Intellectual Property Stories

Intellectual Property and Patents

Article Snapshot


Rochelle Cooper Dreyfuss and Jane Ginsburg


Jane C. Ginsburg, Rochelle Cooper Dreyfuss, eds., Foundation Press, 2006


This book uses a series of stories and cases to spotlight the emergence of intellectual property as an academic subject.

Policy Relevance

As intellectual property rights become more and more important, policy makers will face pressure for reform and expansion from both lobbyists and the public.

Main Points

  • Intellectual property (IP) rights allow a patent holder to exclude others from using their invention or a copyright holder to stop others from using their logo. The existence of this type of property developed through judicial decision in legal cases over the last century.

  • Modern IP rights developed out of the right to control transmissions of World War I news bulletins. This early form of IP right formed the foundation from which the expanded IP rights of a more technological world would develop.
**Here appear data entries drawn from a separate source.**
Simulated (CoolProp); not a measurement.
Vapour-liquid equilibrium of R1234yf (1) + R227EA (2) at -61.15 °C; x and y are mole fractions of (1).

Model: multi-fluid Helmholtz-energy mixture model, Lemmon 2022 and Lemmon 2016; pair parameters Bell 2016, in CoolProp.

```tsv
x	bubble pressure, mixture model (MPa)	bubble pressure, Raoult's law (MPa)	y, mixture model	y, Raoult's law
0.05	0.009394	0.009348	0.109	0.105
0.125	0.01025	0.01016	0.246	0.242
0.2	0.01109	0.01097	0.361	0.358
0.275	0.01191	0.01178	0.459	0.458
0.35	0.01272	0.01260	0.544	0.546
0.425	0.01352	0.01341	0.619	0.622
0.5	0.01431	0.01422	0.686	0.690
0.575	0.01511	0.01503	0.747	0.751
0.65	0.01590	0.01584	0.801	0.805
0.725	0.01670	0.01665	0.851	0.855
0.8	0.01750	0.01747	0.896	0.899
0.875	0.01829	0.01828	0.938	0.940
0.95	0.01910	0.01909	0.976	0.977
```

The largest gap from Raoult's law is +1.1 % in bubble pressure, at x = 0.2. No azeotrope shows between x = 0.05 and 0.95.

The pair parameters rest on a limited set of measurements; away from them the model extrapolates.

  • Creativity and originality as justifications for property rights developed as policy goals of both copyright law and patent law. These policies helped direct the formation of the law in favor of conferring rights to creators, despite the potential benefits that might have been granted to society if IP protection did not exist.

  • As both technological and legal complexity increased, it has become necessary to distinguish between what kinds of use are permitted against the will of the IP rights holder and what is considered infringing, or wrongful, use. This issue is still in contention but has led to the doctrine of fair use in the copyright context.

  • Technological advances have also forced courts to continuously change what is considered protectable and what is not. For example, software has gone through a series of possible protections ranging from copyright to patenting. As each new technology is tested by the courts, the law grows in competency, but also in complexity.

  • The complexity of these issues is increased when foreign nations and their own laws on IP rights are involved. At present, judges are forced to respond to each issue as it arises, forming what is called the common law.